The Problem
The author of the dissertation (PhD) collected publicly available raw data from the websites of over 40 universities. The data itself spanned 40 years. After compiling the data into a spreadsheet, the author diced it and sliced it to create well-summarized figures and tables. For example, one figure is a graph of the number of hires over time; a potential figure is a map showing where the hires occurred. And a table shows the hires by name, year, and location. (Anonymity at this point is not an issue. All data are publicly available.)
The manuscript needs to comply with APA 7 standards. The APA 7, 6, and 5 manuals go into great detail with examples about meta analysis for experimental purposes, but nothing I read "clicked" for how to deal with this situation.

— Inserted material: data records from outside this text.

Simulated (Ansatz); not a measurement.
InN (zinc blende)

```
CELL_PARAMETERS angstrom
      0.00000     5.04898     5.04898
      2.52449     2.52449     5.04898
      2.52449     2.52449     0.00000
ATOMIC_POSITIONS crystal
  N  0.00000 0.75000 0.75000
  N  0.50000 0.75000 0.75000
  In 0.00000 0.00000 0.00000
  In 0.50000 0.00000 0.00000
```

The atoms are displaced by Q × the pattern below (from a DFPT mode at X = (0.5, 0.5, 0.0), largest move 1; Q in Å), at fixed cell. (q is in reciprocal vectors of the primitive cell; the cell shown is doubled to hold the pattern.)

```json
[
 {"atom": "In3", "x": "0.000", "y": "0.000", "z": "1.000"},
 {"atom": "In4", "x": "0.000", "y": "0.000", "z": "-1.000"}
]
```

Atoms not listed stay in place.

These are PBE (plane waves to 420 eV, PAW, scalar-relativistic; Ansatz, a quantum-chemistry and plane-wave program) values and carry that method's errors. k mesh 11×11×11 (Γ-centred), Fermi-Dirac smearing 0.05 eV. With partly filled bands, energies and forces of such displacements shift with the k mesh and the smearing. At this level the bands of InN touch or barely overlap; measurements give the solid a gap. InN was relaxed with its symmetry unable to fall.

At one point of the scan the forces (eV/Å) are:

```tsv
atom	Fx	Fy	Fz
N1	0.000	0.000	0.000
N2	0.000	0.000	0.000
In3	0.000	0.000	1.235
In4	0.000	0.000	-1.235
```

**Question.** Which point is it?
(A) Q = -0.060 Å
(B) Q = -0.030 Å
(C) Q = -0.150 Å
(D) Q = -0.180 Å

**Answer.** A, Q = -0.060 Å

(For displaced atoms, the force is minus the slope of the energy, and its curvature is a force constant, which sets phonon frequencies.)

Based on other posts at this site, the author's summary is a type of meta review (not a deep-dive analysis as described by the APA standards). The purpose of the data is only to present the situation as it has been over time to put the background for a qualitative case study into context. Maybe you'd call it a demographics meta review or demographic meta report?
Potential Solution
Given that the guidance in the APA manual did not seem to fit this situation, my inclination was to suggest the following:
- an appendix that lists the university names, locations, and URLs, with an explanation that the data shown in the tables and figures were compiled from data at the university web sites
- figure notes and table notes that refer to the appendix.
- a entry in the References for the manuscript author (i.e., the author citing himself because he compiled the data in unique ways).
The Question
Would the above potential solution be APA compliant?
If not, what is the APA solution?
Whatever the answer, it would be helpful to have a pointer to the page or pages in an APA manual (version 7, 6, or even 5) that support the answer.